On a certain evening last year you might have found me in the cheap seats at MSG, eyes glazed over, fingers on temples, trying desperately to stay awake halfway through R.E.M’s set. They were promoting yet another depressingly bad album “Accelerate” (I only bought three songs off this misnamed product and they were just not there at all -“Supernatural Superserious” you might remember, it walked like an R.E.M. classic and it quacked like an R.E.M. classic but it wasn’t an R.E.M. classic).
Michael Stipe is like one of those kids who was a bit shy and a bit strange in High School but morphs into a beauty in college and becomes an overbearing asshole. He is the worst sort of front man -simultaneously enervated and arrogant, Mike never stops talking down to his audience. he lacks empathy and while he is energetic, he isn’t charismatic.
Naff albums that don’t sell. Naff concerts that bore you stupid. What gives?

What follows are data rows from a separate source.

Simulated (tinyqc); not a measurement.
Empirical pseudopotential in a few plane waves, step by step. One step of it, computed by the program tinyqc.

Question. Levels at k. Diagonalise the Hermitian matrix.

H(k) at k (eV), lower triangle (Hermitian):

R.E.M., after a clutch of ordinary to very good albums released their first of four sequential masterpieces, “Out Of Time” in 1991. This was followed by one of the most beautiful albums you’ll ever hear, “Automatic for The People,” and the monster “Monster” with R.E.M’s best rock song ever “What’s the Frequency, Kenneth?” on one of the best rock albums in a year with an overwhelming amount of great rock albums. I saw them on the “Monster” and thought they were a bit bland (even then i didn’t think Stipe was a good front man).
But they had one more great album, the first under their huge Warner Bros. contract, “new Adventures In Hi-Fi” -an obtuse curve ball of an album that shouldn’t have worked at all.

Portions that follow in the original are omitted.